In the compromises, which are inevitable given the pressure to balance the budget and cut the national debt, we urge the president not to undo the safety net that has enabled the poor to survive in the midst of our affluent society. Food stamps, Pell grants, Support for Dependent Children must not be curtailed. In order to finance these programs, we urge those in government to cut military spending, which is obscenely extravagant and incredibly unnecessary in its present form.
To those who cry out for expanding the military as a means of establishing national security, I can only repeat what the general who led the British troops into Iraq a decade ago once told me: “When will you Americans learn that your security is more dependent on the friends that you make than on the armies you deploy?” It’s time for us to make friends by putting our huge national financial resources into programs that alleviate hunger, that provide economic uplift for the poor of the world, and focus on the reality that there is enough in the world to meet everyone’s needs, but not everyone’s wants.

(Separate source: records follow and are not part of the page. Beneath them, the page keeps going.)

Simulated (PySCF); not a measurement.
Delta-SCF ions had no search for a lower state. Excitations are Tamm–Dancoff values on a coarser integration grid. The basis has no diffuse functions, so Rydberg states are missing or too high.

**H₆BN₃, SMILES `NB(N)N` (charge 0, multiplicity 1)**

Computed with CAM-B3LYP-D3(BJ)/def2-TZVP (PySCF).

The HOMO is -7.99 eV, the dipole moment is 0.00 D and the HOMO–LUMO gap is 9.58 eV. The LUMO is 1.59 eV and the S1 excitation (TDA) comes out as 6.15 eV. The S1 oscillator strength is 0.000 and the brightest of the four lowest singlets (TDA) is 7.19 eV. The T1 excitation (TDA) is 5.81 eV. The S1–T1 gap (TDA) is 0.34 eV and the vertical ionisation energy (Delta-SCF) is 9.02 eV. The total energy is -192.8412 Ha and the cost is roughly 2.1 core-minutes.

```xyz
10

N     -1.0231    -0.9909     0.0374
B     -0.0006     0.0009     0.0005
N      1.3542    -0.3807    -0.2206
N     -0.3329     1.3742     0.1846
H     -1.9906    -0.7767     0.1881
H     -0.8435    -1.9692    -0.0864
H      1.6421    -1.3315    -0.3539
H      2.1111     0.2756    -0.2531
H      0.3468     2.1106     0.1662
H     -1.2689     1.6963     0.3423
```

As a peacemaker, President Obama has to be more active in the Middle East as well as in Africa by being a broker between nations. In this respect, he should tap former President Jimmy Carter for some help, as Carter has proven to be a leader in peacemaking.
Finally, it’s time for President Obama to make some bold moves to address the needs of the African-American community. It seems to us Red Letter Christians that Obama was afraid of being labeled a “president with black favoritism” and thus he did very little – actually less than George Bush – for the African-American community. It’s time for him to do more for them.
Finally, we want to see what most Americans want – a legitimation of non-documented immigrants and a comprehensive immigration policy that is just and fair.
These are not pipe dreams. These are realistic aspirations that we Red Letter Christians share with spiritual progressives in other religions, as well as the secular humanists who share our values.